In 1814, just prior to Napoleon’s abdication, Cuvier was elected to the ‘Council of State.’ He was made a vice president of the ‘Ministry of the Interior’ in 1817.
In 1819, Cuvier became part of the French nobility after being named “Baron Cuvier.”
Cuvier’s name is engraved on the ‘Eiffel Tower’ in Paris, along with those of 71 other French engineers, scientists, and mathematicians.
Family, Personal Life, & Death
In 1803 (or 1804), Cuvier married Madame Duvaucel (or Anne Marie). She was a widow with a son and a daughter.
Madame Duvaucel’s ex-husband was guillotined during the Reign of Terror. Cuvier and Madame Duvaucel had four children, but three of them died in childhood.
His only surviving daughter, Clémentine, succumbed to tuberculosis in 1827, at the age of 22.

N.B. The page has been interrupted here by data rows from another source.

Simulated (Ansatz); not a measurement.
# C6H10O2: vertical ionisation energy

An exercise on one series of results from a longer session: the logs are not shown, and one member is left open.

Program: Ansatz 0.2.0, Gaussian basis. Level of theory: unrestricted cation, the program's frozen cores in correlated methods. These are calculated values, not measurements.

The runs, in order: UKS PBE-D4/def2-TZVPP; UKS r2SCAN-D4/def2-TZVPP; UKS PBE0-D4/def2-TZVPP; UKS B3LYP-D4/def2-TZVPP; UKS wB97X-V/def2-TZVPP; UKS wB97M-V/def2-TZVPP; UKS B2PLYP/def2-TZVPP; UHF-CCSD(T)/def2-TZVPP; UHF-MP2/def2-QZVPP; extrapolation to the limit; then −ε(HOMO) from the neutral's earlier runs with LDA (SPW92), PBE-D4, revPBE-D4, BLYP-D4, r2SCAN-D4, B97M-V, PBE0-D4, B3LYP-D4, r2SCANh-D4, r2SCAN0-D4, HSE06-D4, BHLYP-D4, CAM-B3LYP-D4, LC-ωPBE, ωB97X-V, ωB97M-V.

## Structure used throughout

His stepson, Alfred, later became a renowned naturalist. His stepdaughter, Sophie, became Cuvier’s secretary.
Cuvier died of cholera on May 13, 1832, in Paris, at age 62. He remains buried in the ‘Cemetery of the Father.’
Several birds, mammals, reptiles, and even extinct species have been named after Cuvier. Cuvier Island in New Zealand has been named in his honor.